Using shard merging to tackle the long tail of tiny and stale repos

In this post we give you a brief overview of how we're tackling the long tail of tiny repositories by introducing shard merging to Zoekt, in our quest to index the OSS universe.

What is Zoekt?

Zoekt is a code search engine that performs trigram-based regex search. Originally created by Han-Wen Niehuys, Zoekt is fast, easy to deploy, and easy to maintain, which makes it a great choice for our self-hosted customer deployments. Sourcegraph is actually taking on maintainership of Zoekt, which you can read about here.

Why not just scale out?

Naturally, Zoekt's size of the index scales with the size of the input data. Zoekt’s index is about 2–3 times larger than the input data. Some of that data, like the trigrams, is kept in memory. At the scale of the open source universe, it quickly becomes too costly to just scale out. Luckily, Zoekt still has a lot of untapped potential when it comes to more efficient data structures. For example, in a previous post, Ryan Hitchman explained how we changed one of Zoekt's core data structures to reduce memory by 5x.

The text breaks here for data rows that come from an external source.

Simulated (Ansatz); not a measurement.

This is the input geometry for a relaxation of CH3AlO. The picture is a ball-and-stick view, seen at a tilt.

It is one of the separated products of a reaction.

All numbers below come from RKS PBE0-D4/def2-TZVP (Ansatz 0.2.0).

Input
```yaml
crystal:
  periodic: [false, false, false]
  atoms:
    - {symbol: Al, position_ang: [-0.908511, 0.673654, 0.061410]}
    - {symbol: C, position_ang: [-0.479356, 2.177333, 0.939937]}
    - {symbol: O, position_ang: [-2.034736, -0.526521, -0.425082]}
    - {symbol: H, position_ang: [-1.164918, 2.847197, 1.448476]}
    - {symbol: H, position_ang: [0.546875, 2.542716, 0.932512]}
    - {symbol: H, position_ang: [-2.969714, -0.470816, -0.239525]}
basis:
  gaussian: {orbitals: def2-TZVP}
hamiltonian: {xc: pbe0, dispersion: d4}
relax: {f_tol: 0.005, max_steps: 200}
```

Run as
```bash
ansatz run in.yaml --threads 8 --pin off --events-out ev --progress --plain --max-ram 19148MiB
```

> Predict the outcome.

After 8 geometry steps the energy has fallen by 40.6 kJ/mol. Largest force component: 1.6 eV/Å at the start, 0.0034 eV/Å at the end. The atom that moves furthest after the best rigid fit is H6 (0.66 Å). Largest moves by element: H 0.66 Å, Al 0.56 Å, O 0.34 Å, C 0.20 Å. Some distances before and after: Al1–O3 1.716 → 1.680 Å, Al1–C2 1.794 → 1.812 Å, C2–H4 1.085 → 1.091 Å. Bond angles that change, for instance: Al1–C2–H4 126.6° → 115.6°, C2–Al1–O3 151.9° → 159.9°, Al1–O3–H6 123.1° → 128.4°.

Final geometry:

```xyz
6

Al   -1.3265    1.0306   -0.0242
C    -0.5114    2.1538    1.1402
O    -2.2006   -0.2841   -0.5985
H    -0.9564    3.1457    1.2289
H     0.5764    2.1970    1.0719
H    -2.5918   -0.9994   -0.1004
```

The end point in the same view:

The core idea of this project is to merge the long tail of small, stale repositories into more efficient representations on disk and in memory. To understand the motivation behind this idea we have to first dive into Zoekt's data model.

Zoekt’s data model

Zoekt indexes repositories and stores the index in one or more files on disk. A repository contains a hierarchy of documents, such as source code, binaries, text files and so forth. At index time documents are added, one at a time, to the index builder. Once we cross a threshold of input data, currently configured to be 100 MiB, the builder flushes the index to a file on disk. This file is called a shard. For small repositories, there is a 1:1 relationship between the repository and its shard. Larger repositories, such as Kubernetes or the Linux Kernel map to several shards. At query time, shards are treated independently.

The long tail

Most repositories are tiny and fit within a single shard. The following histogram shows the distribution of shard sizes on one of our production instances.

75% of the shards in our sample are smaller than 2.1 MiB. Each shard contains, among other data, the trigrams we created during indexing. On startup, Zoekt loads those trigrams into memory. Trigrams for content and file names make up more than 70% of the heap of Zoekt’s web server. The more unique trigrams a shard has, the more costly its in-memory representation is.

The two charts below show the number of trigrams in a shard vs. the shard's size. Plot A shows that most shards have less than 500k trigrams. Plot B shows a subset of the data in A (red box).

We can see that even tiny shards can have a lot of trigrams. As is to be expected, there is a positive correlation (the spearman correlation is 0.94) but the slope is very small. Effectively, we are paying a premium for small shards as they take up a lot of memory per byte of input data.

The key insight is that there is a non-zero overlap between sets of trigrams from different shards. This presents a huge opportunity to save memory by merging small shards into much larger compound shards. Although the median intersection-over-union of two random shards in our sample is small (0.13), the overlap between a compound shard and another shard grows with every shard we merge. In other words, the larger a compound is, the cheaper it is, in terms of memory, to merge it with a another shard.

By merging several smaller shards, we are trading a smaller memory footprint for a potentially higher latency during search. We can fine-tune this trade-off with merge policies, for example by adjusting the target size of the compound shard and excluding some repositories from merging based on characteristics such as update frequency, rank, and repository size. An obvious first choice is to merge those shards that are small, rarely accessed and rarely updated.

The following diagram shows how the number of trigrams in a shard changes depending on how many repositories we merge into a compound shard.

The distance between the two curves is a measure of the compression we can achieve.

What’s next?

We are currently working on adding support for compound shards to Zoekt. First experiments indicate that we can expect an overall reduction in memory of about 50% for a target compound shard size of 2 GiB. We will make sure to follow up with a blog post and the final numbers once the project concludes.